# W5_Feature Selection & Lasso (II)

In [1]:
import numpy as np
import pandas as pd

In [2]:
dtype_dict = {'bathrooms':float, 'waterfront':int, 'sqft_above':int, 'sqft_living15':float, 'grade':int, 'yr_renovated':int, 'price':float, 'bedrooms':float, 'zipcode':str, 'long':float, 'sqft_lot15':float, 'sqft_living':float, 'floors':float, 'condition':int, 'lat':float, 'date':str, 'sqft_basement':int, 'yr_built':int, 'id':str, 'sqft_lot':int, 'view':int}
data = pd.read_csv('kc_house_data.csv', dtype=dtype_dict)

In [3]:
# get numpy array we need from dataframe
def get_numpy_data(dataframe, features, output):
    dataframe['constant'] = 1
    features = ['constant'] + features
    features_matrix = dataframe[features].values
    output_array = dataframe[output].values 
    return (features_matrix, output_array)

In [4]:
# compute for estimated output
def get_predictions(features_matrix, weights):
    predictions = np.dot(features_matrix, weights)
    return predictions

In [5]:
# normarlize the features
def feature_normalization(X):
    norms = np.linalg.norm(X, axis=0)
    X_normalized = X / norms
    return (X_normalized, norms)

In [6]:
# compute ro 
# ro[i] = SUM[ [feature_i]*(output - prediction + w[i]*[feature_i]) ]
def get_ro(features_matrix, weights, output_array, i):
    predicions = get_predictions(features_matrix, weights)
    term1 = features_matrix[:,i]
    term2 = output_array - predicions + weights[i] * features_matrix[:,i]
    ro = np.dot(term1, term2)
    return ro

In [7]:
# test get_ro function
features = ['sqft_living', 'bedrooms']
output = 'price'
features_matrix, output_array = get_numpy_data(data, features, output)
norm_features, norm = feature_normalization(features_matrix)

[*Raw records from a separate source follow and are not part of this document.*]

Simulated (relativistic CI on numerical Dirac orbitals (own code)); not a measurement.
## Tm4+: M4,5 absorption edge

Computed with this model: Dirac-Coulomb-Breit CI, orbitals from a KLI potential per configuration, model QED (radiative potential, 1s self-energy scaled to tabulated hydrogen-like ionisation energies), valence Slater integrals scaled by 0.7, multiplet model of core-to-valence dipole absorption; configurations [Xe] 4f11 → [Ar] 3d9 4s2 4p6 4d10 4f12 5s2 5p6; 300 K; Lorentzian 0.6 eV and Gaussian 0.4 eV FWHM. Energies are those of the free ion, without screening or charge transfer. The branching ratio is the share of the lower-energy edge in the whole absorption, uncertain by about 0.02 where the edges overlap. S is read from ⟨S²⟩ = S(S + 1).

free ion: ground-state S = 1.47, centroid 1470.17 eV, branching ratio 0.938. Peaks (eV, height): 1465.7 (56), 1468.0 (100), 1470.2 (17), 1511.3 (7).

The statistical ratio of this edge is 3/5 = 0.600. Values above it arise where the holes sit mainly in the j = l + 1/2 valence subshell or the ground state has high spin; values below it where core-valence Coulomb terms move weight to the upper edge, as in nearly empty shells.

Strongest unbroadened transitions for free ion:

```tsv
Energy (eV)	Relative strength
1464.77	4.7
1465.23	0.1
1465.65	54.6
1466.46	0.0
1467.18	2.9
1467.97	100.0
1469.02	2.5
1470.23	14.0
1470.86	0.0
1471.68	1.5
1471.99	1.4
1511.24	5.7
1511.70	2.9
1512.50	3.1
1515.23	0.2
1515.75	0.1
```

ro1 = get_ro(norm_features, np.array([1,4,1]), output_array, 1)
ro2 = get_ro(norm_features, np.array([1,4,1]), output_array, 2)

print(ro1, ro1*2)
print(ro2, ro2*2)
print(norm)

87939470.8233 175878941.647
80966698.6662 161933397.332
[  1.47013605e+02   3.34257264e+05   5.14075870e+02]


In [8]:
# implement coordinate descent 
def lasso_coordinate_descent_step(i, features_matrix, output, weights, l1_penalty):
    ro = get_ro(features_matrix, weights, output, i)
    
    if i == 0: # we don't regularize intercept
        new_weight = ro
    elif ro < -l1_penalty/2.:
        new_weight = ro + l1_penalty/2
    elif ro > l1_penalty/2.:
        new_weight = ro - l1_penalty/2
    else:
        new_weight = 0.    
    return new_weight

In [9]:
# implement cyclical coordinate descent
def cyclical_lasso_coordinate_descent(features_matrix, output, initial_weights, l1_penalty, tolerance):
    weights = initial_weights
    max_gradient_change = tolerance + 1
    while max_gradient_change > tolerance:
        gradient_change = []
        for i in range(len(weights)):
            new_w = lasso_coordinate_descent_step(i, features_matrix, output, weights, l1_penalty)
            gradient_change.append(abs(weights[i] - new_w)) 
            weights[i] = new_w
        max_gradient_change = max(gradient_change)
    
    return weights

In [10]:
# compute RSS
def get_RSS(X, weights, y):
    predictions = get_predictions(X, weights)
    return sum((predictions-y) ** 2)

In [11]:
# example 1
learned_w = cyclical_lasso_coordinate_descent(norm_features, output_array, np.array([0,0,0]), 1e7, 1.0)
get_RSS(norm_features, learned_w, output_array )

1630492458794279.8

In [12]:
learned_w

array([21624995, 63157249,        0])

In [13]:
def show_selected_feature(feature_list, coef):
    print('# Selected features:')
    for i in range(len(coef)):
        if coef[i] != 0:
            print(feature_list[i])

In [14]:
train = pd.read_csv('kc_house_train_data.csv', dtype=dtype_dict)
test = pd.read_csv('kc_house_test_data.csv', dtype=dtype_dict)
features = ['bedrooms', 'bathrooms', 'sqft_living', 'sqft_lot', 'floors', 'waterfront', 'view', 'condition', 'grade', 'sqft_above', 'sqft_basement', 'yr_built', 'yr_renovated']
output = 'price'
features_matrix, output_array = get_numpy_data(train, features, output)
norm_features, norms = feature_normalization(features_matrix)

# example 2
weights_1e7 = cyclical_lasso_coordinate_descent(norm_features, output_array, np.zeros(14), 1e7, 1.) 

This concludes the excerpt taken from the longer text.